MLB Trade Talk: Zack Greinke, 10 Stars We'd Be Stunned If They Aren't Dealt
One of the big events during baseball season is the trade deadline. Teams that have expiring contracts but are nowhere near contention are likely to let go of top talent.
In fact, there are teams willing to sell off the farm to have that talent for only half a season. For the players involved, this means that if they haven't signed a long-term deal by now, like Brandon Phillips and others have, then they could very well be traded.
Here are 10 players who seem like nearly a lock to be traded.
After 2011, I figured that Zack Greinke signing with the Brewers long-term would be nearly certain, especially since he wouldn't exactly be asking for Prince Fielder money.
Well, not only is he back to his 2009 ways, but also the Brewers have completely crashed and burned.
Without him, the starting rotation is awful, and the Brewers may just try to get what they can for Greinke, since he would command a lot more in the deadline-deal market than Shaun Marcum, who's much more likely to stay in Milwaukee for all of 2012.
The odds of Kevin Youkilis being traded went from next to zero when the season started to about 99.9 percent right now. The only reason it's not higher is because the Red Sox are at least .500.
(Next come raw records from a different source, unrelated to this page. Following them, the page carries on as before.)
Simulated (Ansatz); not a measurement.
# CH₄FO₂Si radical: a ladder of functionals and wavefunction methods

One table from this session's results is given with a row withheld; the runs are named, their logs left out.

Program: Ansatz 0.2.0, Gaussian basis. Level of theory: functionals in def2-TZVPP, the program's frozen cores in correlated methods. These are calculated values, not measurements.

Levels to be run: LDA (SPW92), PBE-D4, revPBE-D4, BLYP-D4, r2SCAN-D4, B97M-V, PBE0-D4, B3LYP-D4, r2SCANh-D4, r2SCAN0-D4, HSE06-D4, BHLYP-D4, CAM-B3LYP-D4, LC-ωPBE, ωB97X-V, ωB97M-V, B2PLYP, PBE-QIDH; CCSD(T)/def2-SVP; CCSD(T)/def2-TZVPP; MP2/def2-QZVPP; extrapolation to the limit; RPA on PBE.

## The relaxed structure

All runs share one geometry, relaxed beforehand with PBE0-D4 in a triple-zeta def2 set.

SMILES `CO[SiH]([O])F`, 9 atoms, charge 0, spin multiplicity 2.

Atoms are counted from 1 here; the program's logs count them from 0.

That being said, they have Will Middlebrooks at third and are last in the division.
If trading Youkilis can give them some quality starting pitching, it will happen. Even if they can't, he's not going to stick around, plain and simple.
The Minnesota Twins are at the point where they have to cut off what's left of bloated contracts and start rebuilding. No one's going to trade for Francisco Liriano, and Joe Mauer's contract is impossible to shop.
That leaves Justin Morneau.
He still has enough power to be a serviceable DH, and if the Twins offered to eat most of the contract, I'm sure at least a couple of contenders would take a shot and hope that he's suddenly great, if only for two months.
I'm probably putting Morneau on the list a year early, but at this point, Minnesota's rebuilding is a matter of when, not if.
This situation is the opposite of Justin Morneau, player-wise. Morneau was a great player a few years back who's been struggling, while Bryan LaHair is a first baseman who has come out of nowhere this year.
Many teams would love a first baseman who's hitting .300 with 10 home runs already.
The Cubs have Anthony Rizzo in their farm system, so they're probably already in trade talks, trying to ship LaHair out while he's a hot item.
The whole point of a team like the Oakland Athletics bringing Manny Ramirez in is to hope that he has anything left so that they can get something for him.
If he plays well, there's a 100 percent chance he's traded. If not, they may just trade him to a team for cash.
Either way, there's no way I see him in Oakland in September.
The NL East is a tight enough race that I could see any team trying to make a big move.
If the Atlanta Braves are a few games out, they have pieces they can ship for talent.
Jair Jurrjens clearly does not fit into the Braves' long-term plans due to consistency issues, but when he's good, he's good enough and young enough that there will be teams willing to take him on if the Braves do in fact put him out there again at the deadline.
I've read several articles about Phil Hughes, all of them giving different suggestions. No matter what you think the Yankees should do with him, the point is that he has not met expectations.
If the Yankees are still in third place in July and the rotation continues to struggle, then they may send a player or two away to bring in a quality starter again.
Hughes would certainly be the most expendable of that group, since he's young enough to have value in the market.
When the Astros planned to make Brett Myers a closer for 2012, I thought they were morons. Turns out, I was too quick to judge.
While many contenders have struggling closers, Myers has been lights-out all season.
Suddenly, Myers is someone that the Astros could get some nice prospects for as they continue to rebuild, and since the closer situation is so bad in baseball, the Astros will get more than they would most years for a closer.
If Justin Morneau is too much of an injury risk, then the bat of Adam Lind would be a nice addition for any team looking for power.
It helps that his contract is team-friendly too, with 2014 to 2016 all team options.
The Blue Jays seem tired of Lind, demoting him recently and never being high on him despite his power numbers.
If trading Lind will help make them contenders and help them keep Edwin Encarnacion long-term, then of course they'll make the move.
For every person who thinks there's no chance that David Wright re-signs with the Mets, there's another who is convinced he will be a career Met.
No matter which happens, his journey this year is mirroring Jose Reyes' far too much for comfort.
Reyes had a career year and was out of the Mets' price range, and as a result, they got nothing for him. I can't see them allowing the same thing to happen with Wright, especially since he's been the NL MVP so far, or least sharing it with Matt Kemp.
If the Mets don't trade him, then they would have to be extremely confident in their ability to keep him long-term, and I'm not sure they have that confidence.